AMD used Computex 2022 to reveal its Ryzen 7000 Series desktop processors, which use the Zen 4 architecture and are capable of running at over 5GHz.

The Ryzen 7000 series chips use an all-new Zen 4 architecture based on an optimized 5nm process and include support for AMD RDNA 2 graphics, DDR5, and PCIe 5.0. AMD doubled the L2 cache to 1MB per core, increased single-threaded performance by more than 15%, and expanded the available instruction set to support the chips being used for AI workloads.
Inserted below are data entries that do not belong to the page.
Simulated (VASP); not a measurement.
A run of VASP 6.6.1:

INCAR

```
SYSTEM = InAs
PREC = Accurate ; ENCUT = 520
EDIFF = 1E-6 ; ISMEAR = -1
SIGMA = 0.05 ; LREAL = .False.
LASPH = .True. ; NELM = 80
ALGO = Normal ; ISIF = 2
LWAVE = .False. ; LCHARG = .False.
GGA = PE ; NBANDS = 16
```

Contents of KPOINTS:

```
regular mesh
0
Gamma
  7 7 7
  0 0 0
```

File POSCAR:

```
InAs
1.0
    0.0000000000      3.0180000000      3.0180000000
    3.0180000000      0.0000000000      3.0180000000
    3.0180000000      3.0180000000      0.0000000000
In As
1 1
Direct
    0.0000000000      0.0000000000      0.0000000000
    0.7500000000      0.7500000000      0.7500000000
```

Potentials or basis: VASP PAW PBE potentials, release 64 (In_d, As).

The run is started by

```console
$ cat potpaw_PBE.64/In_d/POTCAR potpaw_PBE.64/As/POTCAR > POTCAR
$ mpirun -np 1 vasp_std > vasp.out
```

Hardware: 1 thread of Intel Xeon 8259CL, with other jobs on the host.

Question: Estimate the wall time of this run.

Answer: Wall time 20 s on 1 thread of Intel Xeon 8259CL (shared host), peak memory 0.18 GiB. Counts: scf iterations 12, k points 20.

During the presentation, AMD had a Ryzen 7000 chip running at 5.5GHz and used a Blender multi-threaded rendering workload to show that it's 30% faster than an Core i9-12900K.

The other key factor in the future success of the Ryzen 7000 series is the new AM5 socket, featuring a 1,718-pin LGA design capable of supporting processors with up to a 170W TDP, and offering dual-channel DDR5 memory, and a new SV13 power infrastructure. AMD also squeezed 24 PCIe 5.0 lanes into the AM5 platform, included support for up to 14 USB 3.0 ports of varying types, four HDMI 2.1 and DisplayPort 2 ports, and Wi-Fi 6E.

Three levels of AM5 motherboards will be offered carrying the names B650, X670, and X670 Extreme. B650 is the standard motherboard with support for PCIe 5.0 storage. X670 is aimed at enthusiast overclockers with PCIe 5.0 storage and optional graphics card support. Finally, the X670 Extreme motherboards promise to have the most connectivity options, "extreme overclocking capabilities," and support for two graphics card slots plus two PCIe 5.0 storage slots.

AMD is planning to launch Ryzen 7000 desktop processors in the fall and already has AM5 motherboards confirmed from ASRock, Asus, Biostar, Gigabyte, and MSI.